2.2.5. In practise, entry of RTA constraint needs to be done quite early in a cruise phase, before top of descent (TOD) to be achievable. The top of descent is calculated by FMS VNAV to be the point where most optimum descent from cruising level would commence. For correct calculation, the FMS needs to “know” the expected lateral route including the Standard Instrument Arrival (STAR) and the landing runway.
2.2.6. In some FMS ́s RTA can be entered already on ground before departure. In this case FMS calculate and display the take off time, or time window, which would enable RTA to be achieved.
2.2.7. Correct wind information from several altitudes is crucial for FMS to be able to meet the required time. The typical FMS uses wind direction and speed from three to six altitudes in its VNAV calculation. Wind data could be entered manually by pilots or uplinked from company database. Typically, some forecasted wind data is used, which could be considerably different from actual conditions. This wind variation can cause RTA constraint to be missed.
2.2.8. If, at any point, FMS calculates that RTA is not achievable within tolerance, it gives an error message (e.g. “RTA ERROR” or “RTA UNACHIEVABLE”) and also displays the time difference.
2.2.9. The tolerance on how precisely time constraint is achieved differs between FMS types. Usually a tolerance of ± 30 seconds is supported. Most sophisticated FMS’ allow crews to modify the tolerance to any value between ± 5 and 30 seconds. A tighter tolerance makes it increasingly more challenging for the FMS to achieve RTA reliably. A tolerance of ± 30 seconds would allow the FMS to correct for wind variation quite smoothly. FMS algorithms might use greater tolerance value for calculation when long distance (e.g. 2000NM) remains to the waypoint.
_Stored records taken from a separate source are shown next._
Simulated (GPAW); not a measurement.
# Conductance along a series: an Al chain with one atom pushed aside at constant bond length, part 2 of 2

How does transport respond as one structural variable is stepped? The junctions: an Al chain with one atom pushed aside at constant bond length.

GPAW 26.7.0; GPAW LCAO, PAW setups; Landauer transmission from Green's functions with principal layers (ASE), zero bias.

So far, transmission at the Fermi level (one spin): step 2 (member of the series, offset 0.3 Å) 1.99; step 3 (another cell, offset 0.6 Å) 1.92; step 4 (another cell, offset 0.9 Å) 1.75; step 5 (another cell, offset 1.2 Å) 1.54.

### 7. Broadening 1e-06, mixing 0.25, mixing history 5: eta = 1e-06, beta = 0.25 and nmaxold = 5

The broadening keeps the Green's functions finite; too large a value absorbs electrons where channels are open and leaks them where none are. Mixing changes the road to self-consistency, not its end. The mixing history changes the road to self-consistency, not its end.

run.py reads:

2.2.10. Usually RTA may be entered at any waypoint on the flight plan in the FMS. Constraint can be “AT”, “AT OR BEFORE”, or “AT OR AFTER”. Time value can be entered in accuracy of seconds.
2.2.11. Current FMS types support entry of the RTA constraint to one waypoint only. If a constraint is entered to another waypoint, the previous one is deleted.
2.2.12. The time constraint is also deleted if aircraft enters a holding pattern, executes a go-around or suffers an engine-out situation.
2.2.13. The time reference used in FMS is typically the GNSS time. However, some older aircraft require manual input of time in their FMS. Also, some FMS is rounding the GNSS time to a nearest minute. According to ICAO Annex 11 ± 30 seconds time accuracy is needed in general operations and ± 1 second if datalink communications will take place.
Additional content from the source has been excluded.